011 What's Your Communication Style in Your Relationship?
What You’ll Learn Today:
- How your learning style affects your communication style (and why you care)
- How to identify your own learning/communication style and that of your partner
I’m going to teach you one tool today that’s stood the test of time in my practice. This tool involves some work that was made popular in the late 70s and early 80s regarding how people learn. When you learn or take in information, you do it in one of three main styles:
Knowing how you learn and how your partner learns is critical to communicating effectively.

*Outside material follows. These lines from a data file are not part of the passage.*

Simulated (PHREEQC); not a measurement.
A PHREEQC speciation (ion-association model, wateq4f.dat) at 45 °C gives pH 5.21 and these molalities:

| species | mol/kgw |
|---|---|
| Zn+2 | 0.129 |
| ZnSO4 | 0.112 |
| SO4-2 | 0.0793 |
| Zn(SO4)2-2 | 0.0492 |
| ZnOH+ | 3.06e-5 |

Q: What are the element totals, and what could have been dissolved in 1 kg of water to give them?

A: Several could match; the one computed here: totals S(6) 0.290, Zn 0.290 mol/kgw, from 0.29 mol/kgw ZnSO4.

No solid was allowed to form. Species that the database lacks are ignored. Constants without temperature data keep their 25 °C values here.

If you have one style, and your partner has another, (which is likely if you’re in a heterosexual relationship) you’ll find yourself feeling frustrated, misunderstood, enraged, helpless, unappreciated and hopeless. The good news is, you can stop this cycle and get your relationship to connection and understanding with the help of this tool you’re going to learn today.
Visual Communicators in Love Relationships
Men largely fall in the visual communicators category. For them, communicating their love often takes a material or visual form. This is one of the reasons men like to give flowers and gifts, bring home a paycheck, fix stuff and take a woman to dinner or a show. These are all things you can see and that are quantifiable. What’s key is that men often like to be shown love visually also. This shows up as men wanting their partners to cook their favorite foods, look sexy, bring home their dry cleaning and have the house looking nice. All of these behaviors, both giving and receiving, are things you can see.
Cuba Gooding Junior famously yelled, “Show me the money!” Yup: that sums it up for the guys. Show me. I’ll believe it when I see it. You get the idea. Men usually care less about what you say to them and more about what you do for them. What you can show.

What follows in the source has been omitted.